Jim McIsaac/Getty Images(COOPERSTOWN, N.Y.) – Two players from the same state, but whose baseball careers began worlds apart, shared the stage at the Baseball Hall of Fame on Sunday, seeing their names and faces engraved in plaques that will stand on display forever.
The class of 2016 included arguably the best hitting catcher of all time, Mike Piazza, and one of the game’s most exciting players, Ken Griffey Jr. Each of them born in Pennsylvania nearly 50 years ago, couldn’t have been less similar in their career arcs. Griffey was the top pick in the 1987 amateur draft and the only number one overall selection to be inducted, while Piazza, a 62nd round pick in 1988, was the lowest drafted player to ever be enshrined.
Piazza even highlighted the differences in his induction speech, saying that “about the only thing [the two] had in common as ballplayers was two arms and two legs.”
Griffey was named on a record 99.32 percent of the ballots cast by members of the Baseball Writers Association of America, falling three votes shy of unanimous induction. He won 10 gold gloves in his career, hit 630 home runs, and was known for his sweet swing and his flair – regularly wearing his baseball cap backwards.
In a 22-year career with the Seattle Mariners, Cincinnati Red and Chicago White Sox, Griffey was nicknamed “The Natural.” He hinted at that view of him as one of two major misconceptions he mentioned in his speech. The misconceptions? “I didn’t work hard and everything I did I made look easy,” he explained.
“Just because I made it easy doesn’t mean that it was. You don’t become a Hall of Famer by not working, but working day in and day out,” Griffey added.

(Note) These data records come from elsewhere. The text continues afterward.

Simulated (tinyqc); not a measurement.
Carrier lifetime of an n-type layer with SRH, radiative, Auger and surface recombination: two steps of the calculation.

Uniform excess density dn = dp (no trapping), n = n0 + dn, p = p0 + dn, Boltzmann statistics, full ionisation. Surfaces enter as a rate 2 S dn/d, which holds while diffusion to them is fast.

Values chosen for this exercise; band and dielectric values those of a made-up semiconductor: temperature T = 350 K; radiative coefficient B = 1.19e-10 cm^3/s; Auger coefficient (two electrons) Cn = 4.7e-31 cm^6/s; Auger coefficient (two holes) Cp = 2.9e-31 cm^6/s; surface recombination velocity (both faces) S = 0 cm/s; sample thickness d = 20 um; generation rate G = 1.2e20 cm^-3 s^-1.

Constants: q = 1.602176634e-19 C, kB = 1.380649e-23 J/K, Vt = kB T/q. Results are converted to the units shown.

He enters the hall wearing the Mariners logo that adorned his jersey for 13 of his 22 seasons.
Both Griffey and Piazza offered heartfelt thanks to their fathers in their speeches. Griffey credited his father, a star ballplayer in his own right, with teaching him “how to play this game, but more importantly, he taught me how to be a man, how to work hard, how to look at yourself in the mirror each and every day and not to worry about what other people are doing.”
Piazza was drafted by the Los Angeles Dodgers in part because then-manager Tommy Lasorda was a close friend of Piazza’s father. Piazza noted in his speech that his father “dreamed of playing in the major leagues,” but that “the realities of life” got in the way.
He also touched on one of the defining moments of his career, a game-winning home run in the first baseball game in New York City after the terrorist attacks of September 11, 2001. “To witness the darkest evil of the human heart…will forever be burned in my soul,” Piazza said. “But from tragedy and sorrow came bravery, love, compassion, character and eventual healing.
“Many of you give me praise for the two-run home run in the first game back on Sept. 21st, but the true praise belongs to police, firefighters, first responders that knew that they were going to die, but went forward anyway. I pray that we never forget their sacrifice.”
Piazza played 16 seasons for the Los Angeles Dodgers, Florida Marlins, New York Mets, San Diego Padres and Oakland A’s. He hit 427 home runs, including a record 396 as a catcher. He also appeared in 12 All-Star games and won 10 Silver Slugger Awards. While he spent about the same amount of time with his first team, the Los Angeles Dodgers as he did the New York Mets, it is with the latter team that he will be enshrined.
The Hall of Fame estimated that about 50,000 people attended the induction ceremony, tied for the second-most all time. The highest figure, estimated at over 80,000 was in 2007 when Cal Ripken Jr. and Tony Gwynn were enshrined.